A combinatorial proof of the identity $\sum\limits_{k=0}^nk^2 {n \choose k}^2 = n^2 {2n - 2 \choose n- 1}$

The left hand side counts, for each $k$, the number of ways you can choose $k$ boys and $n-k$ girls to form a team. Among these $k$ boys there are $k$ ways to choose the boy leader. There are $k$ ways to choose a girl supervisor from the $k$ girls that are not on the team.

Okay, let's look at RHS: $n^2 { 2n-2 \choose n-1 }$

Suppose we have $2n$ balls, of which $n$ are black and $n$ are white. We want to choose $n+1$ balls in total, but we do it as follow: We have $2$ boxes. In first box, we put exactly $2$ balls, one black, one white, which can be done in $n^2$ ways. The rest goes in exactly ${ 2n-2 \choose n-1}$ ways ( we don't bother about colours for the second box).

Now LHS: $\sum_{k=1}^n k^2 {n \choose k} {n \choose n-k}$ (note I start the sum from $1$ (since it is $0$ for $k=0$ ) )
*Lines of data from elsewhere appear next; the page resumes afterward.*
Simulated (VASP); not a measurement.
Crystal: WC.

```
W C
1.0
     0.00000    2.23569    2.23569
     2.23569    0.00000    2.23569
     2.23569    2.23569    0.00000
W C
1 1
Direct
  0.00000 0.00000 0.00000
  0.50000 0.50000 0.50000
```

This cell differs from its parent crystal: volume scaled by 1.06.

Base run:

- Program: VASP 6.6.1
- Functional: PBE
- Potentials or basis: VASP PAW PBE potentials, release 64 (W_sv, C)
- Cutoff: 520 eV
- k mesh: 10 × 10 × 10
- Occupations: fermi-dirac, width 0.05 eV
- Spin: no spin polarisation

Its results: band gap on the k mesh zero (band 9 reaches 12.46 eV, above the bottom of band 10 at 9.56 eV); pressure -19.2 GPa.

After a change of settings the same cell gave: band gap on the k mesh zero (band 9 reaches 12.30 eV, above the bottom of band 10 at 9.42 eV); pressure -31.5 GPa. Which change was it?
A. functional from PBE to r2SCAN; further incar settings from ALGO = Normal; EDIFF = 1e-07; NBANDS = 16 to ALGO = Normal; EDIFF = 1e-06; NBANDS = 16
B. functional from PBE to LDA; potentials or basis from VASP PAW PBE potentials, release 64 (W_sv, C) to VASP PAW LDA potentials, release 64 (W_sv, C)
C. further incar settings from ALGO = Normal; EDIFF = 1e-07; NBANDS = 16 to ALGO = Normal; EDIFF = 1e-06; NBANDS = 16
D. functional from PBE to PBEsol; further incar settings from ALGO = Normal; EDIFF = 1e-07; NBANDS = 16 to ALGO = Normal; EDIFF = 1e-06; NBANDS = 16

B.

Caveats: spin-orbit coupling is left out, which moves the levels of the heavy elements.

Assume that in those $n+1$ balls we want to pick exactly $k$ black balls $k \in \{1,...,n\}$ ( it cannot be $n+1$, since we must have at least one white ball). So there is exactly ${n \choose k}$ ways to pick those $k$ black balls, and ${n \choose n-k}$ to pick white balls. Now we have $n$ balls in the second box, we choose one of black balls from there ($k$ ways) and put it in the first box. Now we have $1$ black ball in the first box, and $n-1$ balls in second box. Note that we choosed $n-k$ white balls, so exactly $k$ hasn't been chosen yet, so we can choose one of them to be in the first box in exactly $k$ ways. So that we get $k^2 {n \choose k} { n \choose n-k}$. Now sum $k \in \{1,...,n\}$

Vandermonde and some basic identities also work: $$ \begin{align} \sum_{k=0}^nk^2\binom{n}{k}^2 &=\sum_{k=0}^nk(k-1)\binom{n}{k}^2+\sum_{k=0}^nk\binom{n}{k}^2\tag1\\ &=n(n-1)\sum_{k=0}^n\binom{n-2}{k-2}\binom{n}{n-k}+n\sum_{k=0}^n\binom{n-1}{k-1}\binom{n}{n-k}\tag2\\ &=n(n-1)\binom{2n-2}{n-2}+n\binom{2n-1}{n-1}\tag3\\[3pt] &=(n-1)^2\binom{2n-2}{n-1}+(2n-1)\binom{2n-2}{n-1}\tag4\\[3pt] &=n^2\binom{2n-2}{n-1}\tag5 \end{align} $$ Explanation:
$(1)$: $k^2=k(k-1)+k$
$(2)$: $k(k-1)\binom{n}{k}=n(n-1)\binom{n-2}{k-2}$ and $k\binom{n}{k}=n\binom{n-1}{k-1}$
$(3)$: Vandermonde Identity
$(4)$: $n\binom{2n-2}{n-2}=(n-1)\binom{2n-2}{n-1}$ and $n\binom{2n-1}{n-1}=(2n-1)\binom{2n-2}{n-1}$
$(5)$: $(n-1)^2+(2n-1)=n^2$